Friday, February 5, 2010

Michigan’s Blueprint for America

Behold the cratering of an economy, courtesy of one governor’s Obamaesque policies

Henry Payne
Friday, February 05, 2010

Detroit — Most Americans are just getting warmed up to the idea of a self-centered chief executive who has divined America’s future as a green economy and is brashly installing the industrial-policy tools to get us there. But we here in Michigan have been living it since Gov. Jennifer Granholm took office in 2003.

On Wednesday night, the flashy second-term governor celebrated the “change” she’s brought to Michigan in her final State of the State address. Read it and weep.

Granholm entered office on the tired heels of a three-term Republican with a wave of good tidings as the state’s first female governor. Beautiful, silver-tongued, and Harvard Law–educated, Granholm was a young pol with little executive seasoning. Supremely self-confident despite her inexperience, Granholm raised income taxes (as the state’s economy literally and figuratively headed south), “invested” billions of stimulus dollars in infrastructure that she predicted would create tens of thousands of jobs, mandated renewable-power standards, and backed them up with millions in government subsidies to transform Michigan from “the Rust Belt to the Green Belt.” In her 2006 State of the State address, she promised that “in five years, you’ll be blown away.”

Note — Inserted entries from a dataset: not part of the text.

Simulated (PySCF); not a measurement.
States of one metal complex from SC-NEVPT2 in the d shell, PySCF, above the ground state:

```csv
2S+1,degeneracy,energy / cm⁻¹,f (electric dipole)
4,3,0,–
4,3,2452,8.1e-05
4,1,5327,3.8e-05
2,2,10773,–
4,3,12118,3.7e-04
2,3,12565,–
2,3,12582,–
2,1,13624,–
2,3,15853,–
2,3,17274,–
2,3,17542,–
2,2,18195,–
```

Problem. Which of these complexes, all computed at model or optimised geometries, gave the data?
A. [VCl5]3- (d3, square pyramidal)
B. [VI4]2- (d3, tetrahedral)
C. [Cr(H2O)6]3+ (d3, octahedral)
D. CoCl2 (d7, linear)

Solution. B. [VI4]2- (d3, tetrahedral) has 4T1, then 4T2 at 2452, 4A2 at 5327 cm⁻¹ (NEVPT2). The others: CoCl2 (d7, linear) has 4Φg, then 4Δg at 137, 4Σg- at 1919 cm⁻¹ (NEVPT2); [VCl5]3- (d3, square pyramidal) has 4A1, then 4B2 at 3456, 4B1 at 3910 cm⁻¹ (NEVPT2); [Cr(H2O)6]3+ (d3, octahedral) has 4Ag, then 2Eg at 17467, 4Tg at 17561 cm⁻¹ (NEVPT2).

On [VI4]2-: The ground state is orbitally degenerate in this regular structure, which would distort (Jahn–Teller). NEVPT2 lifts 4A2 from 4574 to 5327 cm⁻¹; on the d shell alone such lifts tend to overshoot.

Four years in and it’s blowing hard, all right. Michigan’s unemployment rate has more than doubled, to over 14 percent. Yes, the state’s per capita income drop from 20th in the nation to 40th has tracked a historic restructuring of the state’s auto industry, but Granholm’s Obamaesque policy prescriptions have been anti-growth while fueling budget deficits to record highs.

In her speech Wednesday, the governor declared herself a visionary. “The contours of the new Michigan economy are . . . taking shape in communities across our state,” she said before a legislature that her partisan tactics have hopelessly divided. The government shut down in 2007 and came to the brink again in 2009.

Granholm dismisses the thought that Michigan might be responsible for its own plight through onerous taxation or stubborn unions. She sees Michigan as a victim — of trade policies and greedy corporations taking jobs to Mexico — and her government as its savior. Government, she emphasized, is the mother of job creation. Not once (as has been her seven-year pattern) did she propose a fundamental fix to Michigan’s antiquated tax laws, union culture, or government programs. Instead, she focused on all the jobs she — me, me, me — had brought to the state:

- A new electronics plant (that “my nine overseas jobs missions have brought” because “I was able to close the deal”) in Battle Creek, bought with government incentives.

- A solar manufacturing facility in Saginaw, the result of a federal Department of Energy loan.

- Homeland Security jobs and defense-contractor pork, funded by Uncle Sugar.

- Wind-turbine production by Dowding Machining in Easton Rapids, bought with $7 million in federal stimulus funding.

And so on.

Granholm has presided over the cratering of a state economy. Michigan has led the nation in unemployment for 46 straight months.

She claims that she has “laid the foundation for Michigan’s new economy, steadily building each of six new sectors.” But God help you if you are not on the governor’s select list of favorites; the rest of the job-creating community has had to shoulder a new surcharge on top of the already onerous Michigan Business Tax. Her 2007 tax surcharge, according to the West Michigan Chamber Coalition, hiked taxes for 60 percent of Michigan businesses (most of them small companies), with tax bills doubling for 10 percent of them.

“Our legislators are busy voting on tax credits to a myriad of targeted industries, hoping that one of these ‘new-economy’ firms will save our state from collapse,” protests Bill Jackson of the Grand Rapids Chamber of Commerce. “Isn’t it time government puts an end to picking winners and losers and gives every Michigan job provider a ‘tax credit’?”

Her 2007 budget also increased the income-tax burden by 17 percent. Yet she has resisted reforming the public-employee pensions and health benefits that are bankrupting that state government and that are among the most generous in the country.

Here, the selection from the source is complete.